By Judith R. Tackett
Nashville City Paper [Nashville TN]
October 1, 2004

The Tennessee Supreme Court will hear a sexual abuse case next week in which two boys claim the Roman Catholic Diocese of Nashville is to be held responsible for the abuse they suffered from a former priest.

The court hearing in the case Doe et al. v. Roman Catholic Diocese of Nashville is set for 1 p.m. Wednesday.

The Tennessee Court of Appeals sided last year with the trial judge, Davidson County Circuit Judge Walter Kurtz, in his decision that the Nashville Diocese was not liable for the molestation that happened years after the Diocese ended any affiliation with former priest Edward McKeown.

In its written opinion the Tennessee Appeals Court stated that the plaintiffs "had failed as a matter of law to satisfy the threshold requirements for stating a claim for the tort of outrageous conduct."
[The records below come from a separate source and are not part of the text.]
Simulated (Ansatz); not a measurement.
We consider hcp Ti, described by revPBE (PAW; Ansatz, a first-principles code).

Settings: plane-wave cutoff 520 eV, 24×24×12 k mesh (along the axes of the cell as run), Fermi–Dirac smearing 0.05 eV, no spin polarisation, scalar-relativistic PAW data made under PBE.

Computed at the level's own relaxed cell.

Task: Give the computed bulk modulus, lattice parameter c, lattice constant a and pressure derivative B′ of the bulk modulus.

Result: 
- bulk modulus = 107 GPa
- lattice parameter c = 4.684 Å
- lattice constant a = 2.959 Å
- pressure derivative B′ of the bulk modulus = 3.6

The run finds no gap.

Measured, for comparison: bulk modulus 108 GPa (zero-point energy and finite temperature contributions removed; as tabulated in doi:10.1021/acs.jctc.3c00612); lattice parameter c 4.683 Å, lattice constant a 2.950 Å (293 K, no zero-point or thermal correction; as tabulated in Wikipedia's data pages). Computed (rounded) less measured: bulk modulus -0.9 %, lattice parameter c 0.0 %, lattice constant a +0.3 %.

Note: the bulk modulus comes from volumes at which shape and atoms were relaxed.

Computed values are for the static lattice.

In other words, the two victims, now in their early 20s, seek to hold Nashville's Catholic Diocese liable because they allege failure on the part of church officials to properly report McKeown's conduct to authorities after they discovered the priest's sexual abuse.

According to the Appeals Court, McKeown became a priest in 1970, and in 1986 a parent reported to the Diocese that McKeown had molested her son in 1972 or 1973 while the boy was attending a Diocese school.

When the Bishop confronted him, McKeown admitted to the abuse. Consequently he was sent away for treatment of his sexual disorder.

McKeown returned to Nashville in 1987 and continued counseling and received Depo-Provera injections, a birth control drug used for chemical castration in male sex offenders. In 1989, the Diocese removed McKeown from priesthood after they found he had given a condom as a Christmas gift to a minor.

The Diocese assisted him financially until 1994 - a total of $50,000. The plaintiffs termed the amount as "hush money."

The plaintiffs met McKeown in the trailer park they lived in. He befriended them and their mothers and in 1994 started molesting John Doe 2 and the following year John Doe 1.

Even though McKeown was at that time not affiliated with the Church, "the Does fault the Diocese primarily for not properly investigating and reporting Mr. McKeown to the authorities so that he would have been prosecuted and imprisoned and, consequently, unable to molest them," the Appeals Court opinion reads.

The plaintiffs seek $8 million in compensatory damages and $25 million in punitive damages from the Diocese.